When my almost 20-year-old daughter was little, someone suggested that I not teach her how to cook, for the same reason that some people thought girls should not learn to type. If you have the skill you'll end up having to use it, was how the thinking went, so the best way to avoid being a full-time homemaker or an underappreciated secretary was not to be proficient at either.
As a cook and a speed typist, I was taken aback -- and because I was cooking at the time, I was focused on ingredients, not response. A male friend who happens to be a very good cook stepped in to disagree. The ability to make a meal was not a guarantee of domestic subservience; quite the contrary. The home cook has all the power, because he or she can execute a menu. Home cooks eat what they feel like making, and their family members come along for the gustatory ride.
Any generous cook -- which in the best cases is a redundancy -- extends her reach to master her family's favorites, and as said daughter's week-long visit approaches, I have lined up ingredients for the dishes she looks forward to when she comes home. My friend is right: The ability to cook gives me options that non-cooks don't have, and what is autonomy about, if not having options?
Which brings me to Michael Pollan's excellent article in the New York Times Magazine, "No One Cooks Here Anymore." It may seem at first to be chockablock with bad news -- the slow death of home-cooking, the ascendance of take-out and convenience foods, and the altering of the national mindset to embrace frozen peanut-butter-and-jelly sandwiches in a child's lunchbox, as though slathering a homemade PB and J is too tricky and time-consuming. The food-industrial complex is, it seems, as powerful in its sphere as the military-industrial complex is in the world of tanks and ammunition; a lot of effort has gone into convincing us that cooking at home is a 1950s collectible along with shirtwaist dresses and cars with bench seats and big fins. The post-millennial citizen, the modern individual, would no sooner cook than wear a girdle or sock garters.
And yet here is Michael Pollan, journalist, studier of how and what we eat, passionate guy, suggesting that home-cooked food can cure everything from the obesity epidemic to social alienation. If eating were simply a matter of fuel intake, we could be squeezing purees out of pouches like astronauts in early outer-space movies. But it isn't, as anyone who has a favorite childhood food memory can attest. The ebullient chef Art Smith says that cooking is love, and he makes that pronouncement with a genuine spirit that makes it impossible to be embarrassed by the sentiment. We don't even need the obvious economic argument here: The fiscal benefits of home-cooking aside, it's just hard to contemplate a future that does not involve the wafting of wonderful aromas when you open the front door.

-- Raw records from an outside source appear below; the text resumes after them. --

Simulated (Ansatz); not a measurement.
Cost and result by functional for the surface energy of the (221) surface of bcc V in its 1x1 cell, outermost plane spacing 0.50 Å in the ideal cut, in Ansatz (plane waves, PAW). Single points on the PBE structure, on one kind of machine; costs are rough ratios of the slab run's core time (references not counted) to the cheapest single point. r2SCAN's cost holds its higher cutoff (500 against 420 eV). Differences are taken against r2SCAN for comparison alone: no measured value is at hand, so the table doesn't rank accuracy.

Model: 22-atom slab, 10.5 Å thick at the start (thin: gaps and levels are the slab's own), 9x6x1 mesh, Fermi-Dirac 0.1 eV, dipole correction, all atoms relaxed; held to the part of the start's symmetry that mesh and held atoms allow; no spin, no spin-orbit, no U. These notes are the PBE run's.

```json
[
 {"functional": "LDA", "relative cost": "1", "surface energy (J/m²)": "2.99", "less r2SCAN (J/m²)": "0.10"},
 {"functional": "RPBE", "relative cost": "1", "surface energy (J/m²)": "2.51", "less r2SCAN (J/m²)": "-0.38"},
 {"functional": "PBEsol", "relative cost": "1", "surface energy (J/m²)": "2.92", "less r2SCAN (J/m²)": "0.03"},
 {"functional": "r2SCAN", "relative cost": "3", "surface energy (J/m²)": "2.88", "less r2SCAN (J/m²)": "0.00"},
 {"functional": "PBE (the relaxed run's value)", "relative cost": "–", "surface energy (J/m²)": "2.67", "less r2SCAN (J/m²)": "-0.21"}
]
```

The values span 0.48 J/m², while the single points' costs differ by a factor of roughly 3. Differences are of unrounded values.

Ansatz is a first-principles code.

Yes, we are overextended, overstressed, and uncertain about whether, or when, or from where respite is coming. And yes, it seems that Julia Child was displeased by Julie Powell's blog, which she found lacking in seriousness, a sad note in an otherwise delightful bi-generational tale. Because Powell discovered what Michael Pollan would like all of us to consider -- that hidden behind the large-screen, HD production that is corporate easy-food lurks the individual, small-scale joy of food on a plate.
Decades ago, my husband vowed to give up sports television because it struck him that those weekend hours might profitably be spent on something more immediate and more productive. Pollan's comparison of food programming and sports programming feels about as right as a berry cobbler in high summer: What if we cut back a show a week and learned to make a great roast chicken? Honest, it takes 10 minutes to prep and throw into the oven, and you can do other things while it's cooking. You don't have to do what Julie did and cook a cookbook's worth of stuff every night for a year, but you can put a toe in the water and see how good it feels.